Thursday, February 18, 2010

Sci-Fi Film and Theology: Introduction

Moon - Duncan Jones (2009)

When a person engages with a work of art, a conversation occurs between the person and the work of art, the art itself an act of disclosure on the part of the artist. God is also involved in this conversation - God is invested not only in the physical stuff of the art and the totality of the person, but also in the relationship that forms in the conversation. Wilson Yates describes the encounter between the artwork and the interpreter: "In this process the task for the interpreter is to 'see' the work of art and engage it in dialogue rather than simply 'look' at the work of art and remain detached from it or treat it only as an object for other ends... At its best, this process becomes, as I am suggesting, a dialogical engagement in which you and the work interact with each of you responding and embodying the other."1 Such an epistemological method moves us beyond the objectivist approach of separating ourselves as subject from an object we are considering. By seeing the interconnectedness of all subjects and objects, we become more laid back in our approach to knowledge, more open, loving, and caring. We embrace mystery and life's ambiguity.

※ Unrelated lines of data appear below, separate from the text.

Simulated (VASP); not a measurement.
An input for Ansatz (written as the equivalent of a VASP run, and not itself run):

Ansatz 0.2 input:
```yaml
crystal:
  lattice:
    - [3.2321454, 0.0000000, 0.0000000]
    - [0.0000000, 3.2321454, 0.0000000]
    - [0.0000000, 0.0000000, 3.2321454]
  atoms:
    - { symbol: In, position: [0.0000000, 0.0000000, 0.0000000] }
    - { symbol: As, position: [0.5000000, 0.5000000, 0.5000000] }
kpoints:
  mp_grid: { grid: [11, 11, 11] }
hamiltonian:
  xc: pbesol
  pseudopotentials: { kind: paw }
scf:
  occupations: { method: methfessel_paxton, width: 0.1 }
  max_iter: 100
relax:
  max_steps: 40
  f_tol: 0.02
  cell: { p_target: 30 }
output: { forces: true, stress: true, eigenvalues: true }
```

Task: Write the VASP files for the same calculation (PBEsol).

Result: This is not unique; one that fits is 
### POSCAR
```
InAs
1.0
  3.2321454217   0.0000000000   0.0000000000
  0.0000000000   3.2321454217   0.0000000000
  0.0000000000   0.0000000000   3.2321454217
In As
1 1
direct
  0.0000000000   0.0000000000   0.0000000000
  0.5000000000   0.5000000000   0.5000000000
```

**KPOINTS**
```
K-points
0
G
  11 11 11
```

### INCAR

In the following weeks, this dialogical method will inform my approach to the worlds of science fiction film and theology. I will be engaging theological questions such as 'What does it mean to be human?' and 'How should we relate to our technologies?' by putting into conversation sci-fi films and theological texts that address the questions. I am no expert at theology, nor at sci-fi film, and in some ways I see this as an advantage. The ideal is to step into the worlds created by the sci-fi films and theology texts and be open enough to allow transformation as a possibility for the conversation. Therefore I do not offer any hypotheses as to how this conversation will go or where it will end up. I start with questions and texts to provide a starting point and I make a hunch that theology and sci-fi films have something to say to each other. Since learning never happens best in isolation, I will be watching as many films as possible with other people to bring other conversation partners to the table.

This statement of purpose is rather formal, and the hope is that this blog will NOT be too formal, but I find it helpful to lay out these original objectives. Let the conversation begin!

1Wilson Yates, "A Model for Interpreting a Work of Art." From a classroom handout in TR 246: Theological Reflection on 20th Century Art. Class taken at United Theological Seminary, Fall 2009.